That is all according to Michael Wolff's seamy, gossipy, vindictive new book, Fire and Fury: Inside The Trump White House, an account of Trump's first year in office. And if Wolff misidentifies some facts here and there — titles, years, peripheral people — that is the boring stuff. Cheeseburgers in bed!
Marrying the slimy and carnivalesque, Fire and Fury occasionally reads like a parody of New Journalism with its elaborate scene-setting; omniscient narrator (who at one point appears to refer to himself in the third person as "the journalist"); some grand, misquoted Shakespeare; and a colorful vocabulary that swings from SAT words (apogee, persiflage) to bro slang (man crush, douchebag).
Wolff, a longtime magazine journalist, is of the school of reporting that believes you can find out more through schmoozing than through FOIA requests. For this book, he says he stationed himself on a couch in the West Wing ("there was no one to say 'Go Away' ") for much of the president's first year in office. He says he interviewed the president, the president's senior staff and "many people who they in turn spoke to."
"[M]any people who they in turn spoke to" is pretty vague. Most information in Fire and Fury is delivered through omniscient third-person narration, as if Wolff were an all-seeing eye. That means that any given fact could have been delivered directly from the president or trickled thirdhand through a rumor mill.
Information is like a river: It picks up all kinds of dirt and trash the further it is from the source. Attribution — even anonymous but detailed attribution — lets readers judge how good information is. Wolff prevents anyone from evaluating his reporting (as well as the motives of those giving him information), forcing us to trust him completely. But why should we be confident in Wolff's unsourced assertions when he makes so many small factual errors with information that is publicly available (even in spite of the fact-checkers he thanks in the acknowledgments)?

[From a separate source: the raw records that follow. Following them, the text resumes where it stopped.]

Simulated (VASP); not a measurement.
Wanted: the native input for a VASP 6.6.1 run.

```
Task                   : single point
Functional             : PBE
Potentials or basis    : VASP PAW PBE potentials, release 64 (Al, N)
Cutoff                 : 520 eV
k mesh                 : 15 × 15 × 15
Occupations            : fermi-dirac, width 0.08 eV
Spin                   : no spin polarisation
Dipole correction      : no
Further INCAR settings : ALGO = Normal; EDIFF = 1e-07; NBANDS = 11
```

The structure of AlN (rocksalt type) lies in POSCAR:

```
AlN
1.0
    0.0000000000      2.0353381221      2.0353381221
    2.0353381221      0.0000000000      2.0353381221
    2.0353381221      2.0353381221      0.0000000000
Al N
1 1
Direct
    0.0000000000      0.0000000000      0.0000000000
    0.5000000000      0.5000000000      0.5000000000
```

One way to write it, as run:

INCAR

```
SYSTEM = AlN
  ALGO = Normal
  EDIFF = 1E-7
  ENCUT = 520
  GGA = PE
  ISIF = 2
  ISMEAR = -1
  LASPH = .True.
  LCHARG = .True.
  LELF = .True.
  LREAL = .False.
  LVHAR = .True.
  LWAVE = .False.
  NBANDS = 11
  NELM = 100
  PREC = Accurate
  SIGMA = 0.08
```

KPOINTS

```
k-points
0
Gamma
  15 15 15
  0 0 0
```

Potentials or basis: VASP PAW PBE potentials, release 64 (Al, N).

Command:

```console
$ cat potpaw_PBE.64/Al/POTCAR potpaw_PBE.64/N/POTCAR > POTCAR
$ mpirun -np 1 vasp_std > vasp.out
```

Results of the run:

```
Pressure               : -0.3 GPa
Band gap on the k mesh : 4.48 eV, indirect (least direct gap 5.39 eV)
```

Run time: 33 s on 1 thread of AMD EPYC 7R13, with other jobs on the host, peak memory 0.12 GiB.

When it comes to facts, Wolff is interested in the spirit, not the letter, and maybe not even the sentence. For instance, on the Russia dossier published last year by BuzzFeed News, he writes, "[Former British spy Christopher] Steele assembled a damaging report ... suggesting that Donald Trump was being blackmailed by the Putin government." The report actually suggested the Russians were gathering information that could potentially be used to blackmail Trump, not that the Russians were actively blackmailing Trump at that very minute. (Wolff's mistakes often err on the side of the dramatic.)
One passage that seems to particularly sum up Wolff's approach to reporting details Trump's anger at a New York Times story describing him "stalking around in the late hours of the night in his bathrobe, unable to work the light switches" (actually, the article says his aides couldn't work the light switches). The White House pushed back, claiming that the president didn't own a bathrobe. Then, according to Wolff, "The New York Times Washington bureau, itself quite literal and worried about the possible lack of an actual bathrobe, reverse-leaked that Bannon was the source of the story."
Two things are of interest in this passage: First, he notes with apparent amusement the Times' literalism — as if to be literal is a tiresome, plodding, and unimaginative trait, rather than a central tenet of reporting. Secondly, he makes the stunning claim that the Times outed its own source but without any suggestion of what that means exactly or how Wolff came to that information. An indifference to factual details and an unwillingness to attribute information are a bad combination.
It's easy to understand the appeal of Fire and Fury, which has topped Amazon's best-seller list and provoked the threat of a lawsuit from the president (as well as his claim that he is a "very stable genius"). For a year, liberals and conservatives alike have watched Trump's inner circle present faces of practiced neutrality to his bluster, nodding along to speeches of garbled superlatives loosed of grammar and meaning as if they were subtle meditations on international politics. They've stared at Trump daughter Ivanka's polished inanity, press secretary Sarah Huckabee Sanders' plodding optimism, the staid efficiency of chief of staff John Kelly — and wondered, how can they be acting like this is normal? Wolff shows the chaos we want to see backstage.
In response to Trump's claim that Fire and Fury is a "phony" book, Wolff said, "My credibility is being questioned by a man who has less credibility than perhaps anyone who has ever walked on Earth at this point." It's a classic Trumpian move — not addressing the actual criticism, while maintaining that your enemy is way worse. "Media is personal. It is a series of blood scores," Wolff notes at one point. Apparently.
So read it, sure — but as the commercials say, only "as part of a balanced diet." Much of the narrative is not substantively different from information found in other reporting on the president. But many other reporters have been restrained and careful where Wolff is shameless. Facts, Wolff appears to think, have done nothing to hurt Trump — so he is fighting spectacle with spectacle.